Do You Soak Your Beans? Should You?


What’s the deal with soaking beans? If this question does not shake your culinary spirit to the core, then absolutely nothing is wrong with you. The real answer is: who cares? Nothing has ever really gone wrong whether beans are soaked or not soaked. But we would like to discuss this mild controversy anyway. There is actually sufficient internet evidence to support an argument, or at least a robust discussion. So let’s get into it.

Bean soaking is prominent in most American recipes. This is ingrained in our heads early and the reason is omitted often enough to remain unknown. However this practice is somewhat restricted to American cooking behavior. It is fair to say that some cuisines in Europe might employ soaking from time to time. But most cooks across the globe just cook their beans. There are good reasons to just go ahead and cook those beans in Latin America, Africa, and all over India. The answer is simple: pot of water + seasonings + beans= dinner for many, many people around the world. And not to make anyone feel bad but in some places water is not so plentiful that it should be thrown away, ever. Our neighbors in Mexico, where some of the absolute best bean recipes were born, never soak their beans. So why are we so hung up on the bean soak? 
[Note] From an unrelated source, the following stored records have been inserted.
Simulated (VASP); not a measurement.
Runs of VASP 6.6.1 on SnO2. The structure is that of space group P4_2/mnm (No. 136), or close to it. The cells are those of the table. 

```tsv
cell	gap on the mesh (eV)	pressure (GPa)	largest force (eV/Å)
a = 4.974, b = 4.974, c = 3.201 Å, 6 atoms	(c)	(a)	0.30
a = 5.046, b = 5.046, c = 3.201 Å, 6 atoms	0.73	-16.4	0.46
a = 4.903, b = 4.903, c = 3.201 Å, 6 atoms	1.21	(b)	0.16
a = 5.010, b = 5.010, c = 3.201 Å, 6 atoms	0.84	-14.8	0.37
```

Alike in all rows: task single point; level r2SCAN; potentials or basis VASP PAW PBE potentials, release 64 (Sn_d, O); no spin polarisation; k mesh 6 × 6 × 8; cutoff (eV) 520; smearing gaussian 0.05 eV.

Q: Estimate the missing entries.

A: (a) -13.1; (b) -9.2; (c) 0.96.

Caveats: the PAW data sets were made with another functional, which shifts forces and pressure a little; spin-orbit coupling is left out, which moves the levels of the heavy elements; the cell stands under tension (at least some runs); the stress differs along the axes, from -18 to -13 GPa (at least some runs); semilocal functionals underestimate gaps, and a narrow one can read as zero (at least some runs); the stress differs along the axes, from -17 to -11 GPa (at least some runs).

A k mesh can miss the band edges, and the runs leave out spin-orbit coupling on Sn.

It turns out that the only really good reason to soak beans is to speed up cook time. And by speed up, we’re talking around 15 minutes shaved off of what will still probably be an hour or more. The truth is, beans take time to cook. If you want to use an Instant Pot or a traditional pressure cooker then that will most definitely shorten the wait. Our own testing of beans has covered more ground than most would even dare. Beans vary in size and shape. And vibrant, colorful heirloom beans always fade into muddy, washed out browns. But they all are subject to the same results. Soaking beans will knock off some cooking time but something else happens that could be more important.

Serious Eats editor Kenji-López Alt wrote a great experimental piece on black beans, which you should definetly check out. The main takeaway was that soaking black beans leaves them a drab grey and less flavorful that not soaking. What does this mean? The black bean experiment clearly shows that soaking beans draws water in but also pulls something out. The apparentness of a black bean turning grey may not be seen so easily in other beans but safely assume that something is lost. And that something is probably flavor.

If a solution for the potential soaking woes is still desired, there are options. Try cooking beans in the soaking liquid. Anything that wept out of the beans will be there, so don’t waste it. Wash beans first if needed to ensure no residue or debris is in the water. The second solution is actually a favorite among many chefs; it’s called the quick soak. Simply cover potted beans with cold water and bring to a boil. Turn off the heat and allow the beans to soak for 1 hour. Then back to the heat and cook as normal. Results vary slightly but expect a reduced cooking time from 5 to 15 minutes and more flavorful beans.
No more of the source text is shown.